Global instability reflected in large number of desperate migrants
Like many at the beginning of the new year, I have been wondering if 2023 will be better for the world based on what we saw unfold in 2022. The short answer is no. The long answer is that, given human nature’s inclination to always be hopeful, I am going to hold on to positivity and wish for the best.
But my positivity was quickly dampened by the news that 13 Moroccans had drowned trying to reach the Canary Islands in Spain last week. Meanwhile, the Italian coastguard rushed to the rescue of 50 migrants who were in distress in the sea between Italy and Libya this week, despite the desire of Rome’s anti-immigration government to reduce the number of arrivals. In Lebanon on Saturday, two people drowned and 200 were rescued after their boat, which was destined for Europe, sank. In Gaza, a mother has received the corpse of her son, who perished at sea along with seven others after making the land journey through Egypt to Libya with the aim of making it to Europe with the help of human traffickers.
Last year, nearly 2,000 people were recorded as dead or missing in the Mediterranean by the UN Refugee Agency. The number reaching Europe by crossing the Mediterranean has been on the increase for the past three years, reaching 146,000 in 2022. The UK announced this week that more than 45,000 migrants reached its shores in small boats last year, which is 17,000 more than the previous year.
The majority of those arriving in Europe have claimed they are fleeing persecution, conflict, violence, instability and poverty in North and sub-Saharan Africa, Syria, Yemen, Ethiopia, Iraq, Iran and even farther afield, such as Afghanistan and other parts of Asia.

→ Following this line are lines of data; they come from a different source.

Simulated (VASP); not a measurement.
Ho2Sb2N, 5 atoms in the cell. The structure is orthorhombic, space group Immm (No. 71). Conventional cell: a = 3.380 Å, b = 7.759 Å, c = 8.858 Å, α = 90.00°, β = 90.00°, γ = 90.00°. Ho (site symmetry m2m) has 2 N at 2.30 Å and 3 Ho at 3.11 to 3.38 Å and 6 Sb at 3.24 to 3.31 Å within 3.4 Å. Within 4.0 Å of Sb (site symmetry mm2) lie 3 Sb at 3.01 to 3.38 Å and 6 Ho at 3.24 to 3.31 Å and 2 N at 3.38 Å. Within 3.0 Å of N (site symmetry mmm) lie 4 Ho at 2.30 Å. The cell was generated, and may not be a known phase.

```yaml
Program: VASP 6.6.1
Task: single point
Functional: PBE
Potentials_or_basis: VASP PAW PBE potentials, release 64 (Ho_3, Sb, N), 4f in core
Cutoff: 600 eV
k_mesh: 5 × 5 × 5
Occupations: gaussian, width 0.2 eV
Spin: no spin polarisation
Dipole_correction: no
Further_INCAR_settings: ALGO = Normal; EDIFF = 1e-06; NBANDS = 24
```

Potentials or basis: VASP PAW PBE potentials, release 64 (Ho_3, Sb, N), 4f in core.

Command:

As the UK and many other countries have found out, there is no easy way to stop people from trying to seek an alternative life
Mohamed Chebaro
The moral case for giving shelter to those in need still mobilizes many in the Western world, despite the pressure on resources and ever-shrinking state purses for providing adequate housing, social care and education for their needy citizens, let alone the newcomers who require funding for their initial integration, which might last for years.
But there are also some adversities, as many countries known for their hospitable policies toward refugees have been grappling to separate illegal or economic migrants from genuine asylum seekers and a smaller number of those who could be victims of criminal human trafficking gangs.
The UK has been promising to make it extremely difficult for those arriving illegally to remain in the country, since the belief is that many of them have been paying people smugglers huge sums of money for the journey. They are then classified as economic migrants risking their lives for what they hope will be better living conditions and opportunities in a developed country.
Prime Minister Rishi Sunak, under pressure to curb migration, has pledged to reduce the backlog of asylum seeker applications waiting to be processed in a bid to curb the overall number of migrants reaching the UK in general. Specifically, he wants to try and create precedents of failed applications to deter those arriving by small boats from French shores from paying large sums of money for nothing.
As the UK and many other countries have found out, there is no easy way to stop people from trying to seek an alternative life, under whatever pretext and at any cost, material or physical. Since the dawn of history, people have been on the move and it is no different today for those determined to try to seek a better life somewhere else. The problem faced by host countries — which are often Western, democratic, stable nations — is that people are ready to go to any lengths to reach their soil.
The UK Conservative government has drawn heavy criticism for its Rwanda removal policy and its efforts to process and remove the Albanians who made up at least 25 percent of all small boat arrivals last year, despite their home country being deemed safe. The UN Refugee Agency said that British plans are likely to undermine global refugee protection rules and violate international law. It said London was going against the basic principles of international solidarity and responsibility sharing, upon which the 1951 Refugee Convention was founded. Britain’s new focus on Albanian migrants also seems to have angered that country’s Prime Minister Edi Rama, who said that the UK should “stop discriminating” against people from Albania to excuse its own migration policy failures.
For years, Britain has suffered from a broken immigration system, which is viewed by many as having too many loopholes that, while helping deserving political refugees and genuine asylum seekers, can also be capitalized on and used and abused by economic migrants and criminal human traffickers.
The year 2023 has started with the world looking more and more volatile, with no indication of a rapid end to the war in Ukraine, while there is also instability in Afghanistan under the Taliban and the heavy-handed clampdown on demonstrators in Iran, to mention just a few. In addition to violent conflicts and civil strife, economic woes are multiplying and exerting more pressure on precarious nations that are struggling in the face of costly food and crop failures due to climate change, along with other adversities, putting further pressure on people to seek alternatives and maybe flee.